Long distance relationships might not work for everyone, but Great Britain’s world and Paralympic silver medallist Dan Greaves hopes his recent decision to train under the guidance of US-based coach John Godina will take him to the top of the world.

In early August, the 32-year-old Paralympic F44 discus thrower revealed that he and his coach of 19 years, Jim Edwards, were no longer working together. The Loughborough-based athlete needed to find a new coach – and borders and time zones did not limit him.

Greaves joined forces with Godina, the former Olympic medallist and three time world shot put champion who heads up the Altis training centre from his base in the USA. In keeping with 21st century technology, they rely simply on an iPad to keep in touch.

“We do everything via Facetime on the iPad,” explained Greaves. “While coach is having his breakfast at 06.30, I’m throwing at 14.30, and it actually works really well. We’ve got a Bluetooth speaker set up so I can hear him and everything – it’s basically like he’s there.

“Technology makes it so much easier because if we didn’t have that link up then I’d have to go and be based out there full-time. We were a bit curious at first as to how it would work, but it’s actually working out really well.”

Expectations are rightly high for the Briton, who enjoyed a successful season in 2014, winning discus F42/44 gold at the Commonwealth Games, then weeks later the European title – clinched with a new personal best and world lead throw of 62.34m.

This year looked to be starting well too, as Greaves managed his best ever season opener, throwing 59.44m in San Diego in April.

Injury niggles meant he was forced to withdraw from July’s IPC Athletics Grand Prix Final, but now Greaves believes that, with his new coaching set up around him, he is ready to throw even further.

“I’m hoping that (Godina’s) insight not only as an ex-world class athlete but also now as a world class coach will just have a massive effect on me and my dream to throw over 65 metres and try and push the boundaries of Paralympic sport,” said Greaves, who won world discus F44 gold in 2006 and 2011.

“I haven’t got a long shelf life left as a Paralympian - Rio 2016 will be my fifth Paralympics – so I want to go out with a bang and make history, and I believe that John can take me there.”

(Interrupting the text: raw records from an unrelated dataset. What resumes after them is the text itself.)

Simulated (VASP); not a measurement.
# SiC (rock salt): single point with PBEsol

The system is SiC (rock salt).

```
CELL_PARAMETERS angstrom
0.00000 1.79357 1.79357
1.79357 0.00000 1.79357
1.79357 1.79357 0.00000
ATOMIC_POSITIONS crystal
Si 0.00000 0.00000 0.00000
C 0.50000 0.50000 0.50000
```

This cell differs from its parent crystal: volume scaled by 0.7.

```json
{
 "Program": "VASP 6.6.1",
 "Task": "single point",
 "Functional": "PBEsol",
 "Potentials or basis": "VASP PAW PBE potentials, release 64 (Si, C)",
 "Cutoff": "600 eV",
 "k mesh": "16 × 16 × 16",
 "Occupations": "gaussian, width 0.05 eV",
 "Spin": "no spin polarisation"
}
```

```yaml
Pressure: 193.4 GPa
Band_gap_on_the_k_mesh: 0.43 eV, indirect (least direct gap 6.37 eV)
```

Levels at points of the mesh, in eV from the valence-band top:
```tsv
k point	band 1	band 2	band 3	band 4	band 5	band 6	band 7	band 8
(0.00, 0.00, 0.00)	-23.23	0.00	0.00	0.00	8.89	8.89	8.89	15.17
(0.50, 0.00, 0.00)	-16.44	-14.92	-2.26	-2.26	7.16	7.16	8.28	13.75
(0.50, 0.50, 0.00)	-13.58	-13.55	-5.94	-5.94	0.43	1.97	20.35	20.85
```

First, Greaves will have to get the better of both old and new rivals. While the USA’s reigning world and Paralympic champion Jeremy Campbell has been a thorn in his side since winning Paralympic gold in 2008, Trinidad & Tobago’s recently crowned Parapan Games champion Akeem Stewart provides fresh opposition.

Stewart, an F43 thrower, set a new world record of 63.03m to take gold at the Parapan Games in Canada earlier this month, but Greaves doesn’t let that phase him.

“Me and Jeremy have had a battle over the years to bring it up to 60-62 metre throwing, and for someone else to be in the mix as well it makes the discus very exciting.

“I didn’t know much about (Stewart), or where he’s come from or what he’s done, but it’s very impressive; it’ll just be a case of seeing what he’s like under pressure at a championships.

“I hope we can put on a good show for the crowds and have at least three guys over 60 metres – it just shows how effective we’ve been in developing Paralympic sport.”

As for that 63.03 metre mark, Greaves believes it is well within his reach, while his vast experience on the international stage serves him well.

“I’m always one to be in the best shape of my life when it comes to championships, so I’m going to take great confidence out of last year as well as the things we are working on in the circle.

“I know I’ve got the capability of throwing that distance – 64 metres in my mind isn’t too far off, so we just have to keep focusing on what we can do.”

And despite the recent major changes to his training set up, Greaves remains confident of success at the forthcoming IPC Athletics World Championships, which take place in less than eight weeks’ time.

“I know what it takes to win a world title,” he said. “Everything is going to plan towards October.”

Greaves will be one of 1,400 athletes from 100 countries competing at the Doha 2015 IPC Athletics World Championships between 22-31 October.